Driving out of the solid wrought iron gates of the blinding white masseria, our tiny fiat was surrounded by dry stone walls marking out the twisting road. Beyond the drystone walls, was a sea of grape vines, the tallest I have ever seen with their fading autumn colours and shimmering, grey, gnarled olive trees. So ancient that they would have been silent witnesses to ancient Greek philosphers, Roman nobles, bishops and Popes passing by. I’m in Puglia. I'm in heaven.
Puglia has a realness, a wild beauty. Like Greece, it is stripped back. It is all about simple things, done to perfection. At the centre of it all, is wheat, wine and oil. It is said that the cuisine of Puglia was born as the cuisine of poverty. One look at the olive groves, with their ancient trees, surrounded - to every inch of available land, with lush fronds of fennel, cime de rapa, chicory, cauliflowers and every other type of green leafy vegetable - it is abundantly clear that while it may have been poor, with simple ingredients, Puglia has created culinary perfection from such humbleness.

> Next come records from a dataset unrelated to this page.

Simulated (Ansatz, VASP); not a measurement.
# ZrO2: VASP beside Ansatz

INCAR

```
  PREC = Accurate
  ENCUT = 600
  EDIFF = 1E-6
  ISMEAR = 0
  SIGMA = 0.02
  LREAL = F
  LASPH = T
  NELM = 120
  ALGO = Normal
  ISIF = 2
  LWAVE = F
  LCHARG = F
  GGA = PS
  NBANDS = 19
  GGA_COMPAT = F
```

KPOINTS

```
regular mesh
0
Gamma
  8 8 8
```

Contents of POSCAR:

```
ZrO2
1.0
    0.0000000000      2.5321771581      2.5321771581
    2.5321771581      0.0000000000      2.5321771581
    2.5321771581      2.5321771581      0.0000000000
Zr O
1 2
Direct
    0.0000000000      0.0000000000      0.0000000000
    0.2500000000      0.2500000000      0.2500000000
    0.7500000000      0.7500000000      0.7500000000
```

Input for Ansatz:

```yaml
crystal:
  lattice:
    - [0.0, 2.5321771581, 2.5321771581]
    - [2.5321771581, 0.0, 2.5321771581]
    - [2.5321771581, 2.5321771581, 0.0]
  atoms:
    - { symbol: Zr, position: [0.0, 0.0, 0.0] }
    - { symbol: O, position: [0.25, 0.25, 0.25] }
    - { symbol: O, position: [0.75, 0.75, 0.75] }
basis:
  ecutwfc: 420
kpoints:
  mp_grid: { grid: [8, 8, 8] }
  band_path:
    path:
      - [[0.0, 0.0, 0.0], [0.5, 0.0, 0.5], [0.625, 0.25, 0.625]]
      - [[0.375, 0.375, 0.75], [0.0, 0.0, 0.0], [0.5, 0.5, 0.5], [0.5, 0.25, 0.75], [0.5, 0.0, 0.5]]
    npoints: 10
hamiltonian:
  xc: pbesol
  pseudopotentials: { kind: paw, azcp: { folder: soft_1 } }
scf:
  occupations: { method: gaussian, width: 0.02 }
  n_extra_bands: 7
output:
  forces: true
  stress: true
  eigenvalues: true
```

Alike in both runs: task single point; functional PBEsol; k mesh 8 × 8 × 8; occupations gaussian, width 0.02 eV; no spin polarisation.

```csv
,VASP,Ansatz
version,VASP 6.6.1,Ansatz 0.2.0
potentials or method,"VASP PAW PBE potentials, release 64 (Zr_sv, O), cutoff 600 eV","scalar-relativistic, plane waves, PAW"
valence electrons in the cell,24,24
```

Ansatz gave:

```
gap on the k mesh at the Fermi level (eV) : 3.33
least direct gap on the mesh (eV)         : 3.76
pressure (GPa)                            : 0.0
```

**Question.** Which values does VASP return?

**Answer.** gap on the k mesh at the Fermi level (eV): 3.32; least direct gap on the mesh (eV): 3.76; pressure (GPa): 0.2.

Pasta is made without eggs and bread is made from the incredible Puglian durum wheat flour. This region of Italy produces most of Europe's pasta and a large majority Italy's olive oil. It is also one of the biggest wine making regions in the world. As well as being seafood rich, Puglia is also abundant in beautiful wild vegetables like cime di rapa, chicory, fennel and lampascioni (a wildflower hyacinth bulb).
The richness of Puglian produce and it's cuisine could not have been more evident at the weekly market in Alberobello. This Puglian town is a UNESCO world heritage site. It was given this status due to the clever and unique architecture of the 'trullis' which dominate the town. These houses have a very real fairytale like quality. While many of the trulli now house small tourist shops etc, in the area of Aia Piccola, many local people still live out their everyday life in these beautiful, cone-shaped creations.
The market in Alberobello is held every Thursday, from around 8am until 12 noon. The market is scattered through the centre of the town, around Largo Martellotta. At one end of the market there is clothing and household goods such as hancrafted warm coloured terracotta pottery and rustic, hand woven wicker baskets. At the other end of the market, there is the artfully displayed local produce, which I had seen filling the fields. The produce stalls of the markets were overflowing with eggplants, tomatoes, zucchinis - proof that the sun shines right the way through Autumn in Puglia.
Orecchiette con le cime di rapa
3 medium tomatoes, diced
1kg carefully washed cime di rapa green leaves, woody stems removed
Garlic (to taste - we added about 8 peeled cloves, whole)
3 anchovy fillets
1 small dried chili
Heat a large frying pan, add a little olive oil and the garlic and allow to become slightly transparent and fragrant - do not brown. Add the chili. Then add the anchovy fillets and with a wooden spoon, help them along to gentley dissolve into the oil, chili and garlic. Then add the tomatoes and reduce the heat to a simmer.
In another pan, bring water (slightly salted) to the boil and then add the turnip greens and then the orecchiette, until the orecchiette is al dente. Drain, but reserve about an espresso cup of the cooking liquid. Add the liquid to frying pan and mix well for a couple of minutes. Then toss through the greens and orecchiette. Serve with a sprinkling of breadcrumbs.
The tall vines of Puglia produce some amazing wine. To accompany our orecchiette, we were seduced by a handwritten paper sign on a stall announcing "nuovo vini" or new wine. We were intrigued and purchased a small bottle. The wine we purchased is probably better described as “young wine”, it was very light, fruity and a little bubbly. Similar to French Beaujolais Nouveau. The winemaker explained to us that the "Vino Novello" had only just gone on sale, for the feast of San Martino, the grapes being harvested and crushed just a few weeks earlier. The wine had undergone an accelerated fermentation process and was tannin-free. It was to be comsumed immediatley - otherwise it would turn. This wine was so light and refreshingly different - a perfect match for the orecchiette. Eaten under the olive trees at the Masseria we were staying at, this simple dish and the new wine was a perfect introduction to the simple, clean, delicious flavours of Puglia.